Al-Shabaab's dramatic siege of Mogadishu hotel ends; ambassador, at least 17 others killed


The attack started on Friday night when the militants detonated a car bomb at the gate of Hotel Maka Al-Mukarrama.

SOMALI troops have regained control of a hotel in Mogadishu that Al-Shabaab gunmen stormed and occupied for more than 12 hours, which left at least 17 people dead and dozens wounded.

The attack started on Friday night when the militants detonated a car bomb at the gate of Hotel Maka Al-Mukarrama in Mogadishu, before entering the compound and indiscriminately firing automatic weapons, Mohammed Said, a police officer said on Friday.

The militants remained holed up in the hotel’s alleys and rooms until early Saturday, when Somali troops stormed in and seized control.

Al-Shabaab claimed responsibility for the attack in a statement to Radio Andalus, and on social media, the group claimed it was targeting “apostates”.

It’s the second time in less than two weeks that the hotel, popular with government officials, has been targeted.

Six Islamist militants were killed, according to government sources.

Four government soldiers, an American woman originally from Somalia and Somalia’s ambassador to Switzerland, were among those killed in the attack, said Somali President Hassan Sheikh Mohamud.

More than 20 people were injured, including Somalia’s ambassador to Germany

Information minister Mohamed Abdi Hayir Mareye said the attackers were armed with hand grenades and knives, which they wanted to use to behead victims.

Al-Shabaab has waged an insurgency in the Somalia since 2006; but lost some ground since being driven out of Mogadishu in 2011 by a coalition of Somali and African Union forces, and has been fighting hard to regain control in southern Somalia, and to have international clout as well.

At a crossroads
The terror group routinely carries out suicide bombings, drive-by shootings and other attacks in Mogadishu, the seat of the country’s transitional government — often targeting government troops and members of Parliament.

Al-Shabaab has been at a crossroads lately, divided as to whether to shift its allegiance to the Islamic State over Al-Qaeda, and the latest strike, as it seeks to revitalise its jihadist credentials in the wake of the killings of several of its high-ranking officials by US drone strikes.

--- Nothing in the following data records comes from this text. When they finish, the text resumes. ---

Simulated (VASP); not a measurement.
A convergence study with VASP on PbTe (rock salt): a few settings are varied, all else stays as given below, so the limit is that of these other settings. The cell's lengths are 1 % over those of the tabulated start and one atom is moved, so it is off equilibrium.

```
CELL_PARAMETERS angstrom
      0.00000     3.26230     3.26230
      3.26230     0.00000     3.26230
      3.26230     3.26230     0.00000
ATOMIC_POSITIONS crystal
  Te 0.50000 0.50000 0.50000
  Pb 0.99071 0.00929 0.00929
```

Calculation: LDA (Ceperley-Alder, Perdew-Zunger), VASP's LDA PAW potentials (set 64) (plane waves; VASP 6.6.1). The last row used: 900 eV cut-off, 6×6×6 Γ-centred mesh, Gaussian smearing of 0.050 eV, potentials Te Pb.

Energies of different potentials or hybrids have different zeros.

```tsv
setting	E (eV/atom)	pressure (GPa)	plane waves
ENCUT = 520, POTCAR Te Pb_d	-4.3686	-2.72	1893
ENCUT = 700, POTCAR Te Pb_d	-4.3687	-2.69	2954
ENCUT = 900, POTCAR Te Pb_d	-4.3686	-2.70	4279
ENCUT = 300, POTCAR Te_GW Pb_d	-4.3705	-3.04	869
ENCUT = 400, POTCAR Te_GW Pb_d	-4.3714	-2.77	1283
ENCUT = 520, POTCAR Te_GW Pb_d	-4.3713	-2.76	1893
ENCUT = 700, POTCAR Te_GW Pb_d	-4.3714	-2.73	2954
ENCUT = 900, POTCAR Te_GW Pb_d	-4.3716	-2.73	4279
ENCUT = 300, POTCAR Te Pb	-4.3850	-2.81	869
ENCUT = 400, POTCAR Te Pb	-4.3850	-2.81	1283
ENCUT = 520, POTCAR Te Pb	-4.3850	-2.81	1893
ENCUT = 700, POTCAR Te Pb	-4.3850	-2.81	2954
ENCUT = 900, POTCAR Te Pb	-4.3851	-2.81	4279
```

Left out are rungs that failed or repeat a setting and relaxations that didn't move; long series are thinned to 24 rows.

The group was behind the September 2013 attack on the Westgate shopping mall in neighbouring Kenya’s capital Nairobi which left at least 67 people dead, and recently issued a call for fresh attacks against such locations.

Just a day before the Mogadishu hotel attack, Uganda said it was boosting security over threats from Al-Shabaab, after the US embassy in Kampala warned its citizens of a possible imminent terror attack.

Last week a senior figure, Adan Garar,  who was linked to the planning of the Westgate attack as well as attempts to attack Kampala, was killed in a drone strike.